Skip to main content

A tool for launching and running commands on multiple EC2 instances

Project description

ec2-cluster

Simple CLI and Python library to spin up and run shell commands on clusters of EC2 instances using boto3 and fabric. Multi-purpose, but created to make deep learning distributed training infrastructure easier. Also very useful for running performance tests across multiple EC2 instance types.

Quickstart

This code will launch a cluster of EC2 instances, run the command hostname on all of them, return the results of the command and then tear down the cluster.

import ec2_cluster as ec3

with ec3.infra.ConfigCluster("cluster.yaml") as cluster:
    sh = cluster.get_shell()
    results = sh.run_on_all("hostname")
    hostnames = [result.stdout for result in results]

Long-running tasks

ec2-cluster is also designed for long-running tasks where you may not want to keep your local machine awake for the full duration. The library relies on EC2 tags to keep track of EC2 instances, letting you interact with a cluster across sessions without needing an always-on control plane.

Below is one way to launch complicated, long-running jobs and download the results at some later time. check_on_job() can be run in a different session or even a different machine than launch_job() as long as they have the same cluster.yaml and are using the same AWS account.

import ec2_cluster as ec3

def launch_job():
    cluster = ec3.infra.ConfigCluster("cluster.yaml")
    cluster.launch(verbose=True)
    sh = cluster.get_shell()
    sh.copy_from_local_to_all("job_script.py", "job_script.py")
    sh.run_on_all("python job_script.py > job.log 2>&1 &")  # Launch script as background process


def check_on_job():
    cluster = ec3.infra.ConfigCluster("cluster.yaml")
    sh = cluster.get_shell()
    statuses = sh.run_on_all("tail -n 1 job.log", hide=True)
    for status in statuses:
        if status.stdout.rstrip("\n") != "job_script.py complete":
            print("Job is not yet complete on all instances")
            return

    print("Job is finally done on all instances!")

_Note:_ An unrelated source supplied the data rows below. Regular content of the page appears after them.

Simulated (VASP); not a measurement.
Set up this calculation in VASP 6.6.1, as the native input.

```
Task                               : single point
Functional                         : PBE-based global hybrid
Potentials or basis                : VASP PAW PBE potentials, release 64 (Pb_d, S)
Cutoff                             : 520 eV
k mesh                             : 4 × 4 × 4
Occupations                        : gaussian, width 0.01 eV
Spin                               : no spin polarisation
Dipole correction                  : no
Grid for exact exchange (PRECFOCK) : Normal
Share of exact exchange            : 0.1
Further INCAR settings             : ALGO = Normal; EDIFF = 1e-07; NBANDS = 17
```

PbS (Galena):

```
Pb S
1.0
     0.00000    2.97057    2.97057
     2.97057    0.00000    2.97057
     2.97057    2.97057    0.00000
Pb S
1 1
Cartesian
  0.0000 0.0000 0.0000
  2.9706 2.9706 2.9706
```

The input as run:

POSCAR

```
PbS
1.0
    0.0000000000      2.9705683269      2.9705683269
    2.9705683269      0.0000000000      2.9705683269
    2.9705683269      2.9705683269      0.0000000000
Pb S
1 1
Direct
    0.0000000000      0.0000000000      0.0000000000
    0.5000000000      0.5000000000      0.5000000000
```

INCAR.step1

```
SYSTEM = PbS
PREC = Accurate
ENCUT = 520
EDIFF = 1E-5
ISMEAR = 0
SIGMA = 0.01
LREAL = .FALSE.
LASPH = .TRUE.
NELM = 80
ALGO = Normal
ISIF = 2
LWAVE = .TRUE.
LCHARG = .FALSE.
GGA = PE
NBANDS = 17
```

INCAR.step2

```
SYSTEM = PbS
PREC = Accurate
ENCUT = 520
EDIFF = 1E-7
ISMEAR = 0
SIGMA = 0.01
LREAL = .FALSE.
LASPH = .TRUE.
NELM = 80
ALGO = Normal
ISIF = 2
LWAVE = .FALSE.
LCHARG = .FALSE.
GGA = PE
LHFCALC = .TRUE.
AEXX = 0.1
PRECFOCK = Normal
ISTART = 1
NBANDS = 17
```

    sh.copy_from_all_to_local("job.log", "./results/")
    cluster.terminate(verbose=True)

This will create a directory on your local machine:

results/
├── 0
│   ├── ip.txt
│   └── job.log
├── 1
│   ├── ip.txt
│   └── job.log
└── 3
    ├── ip.txt
    └── job.log

Overview

ec2-cluster is designed for simple distributed tasks where Kubernetes is overkill. There is no setup required other than the ability to launch EC2 instances with boto3 and the ability to SSH to those instances (only a requirement if you want to run commands on them).

ec2-cluster provides the ability to launch a cluster, to retrieve IP addresses for all nodes/nodes in the cluster, to delete the cluster and to execute commands on some or all of the instances.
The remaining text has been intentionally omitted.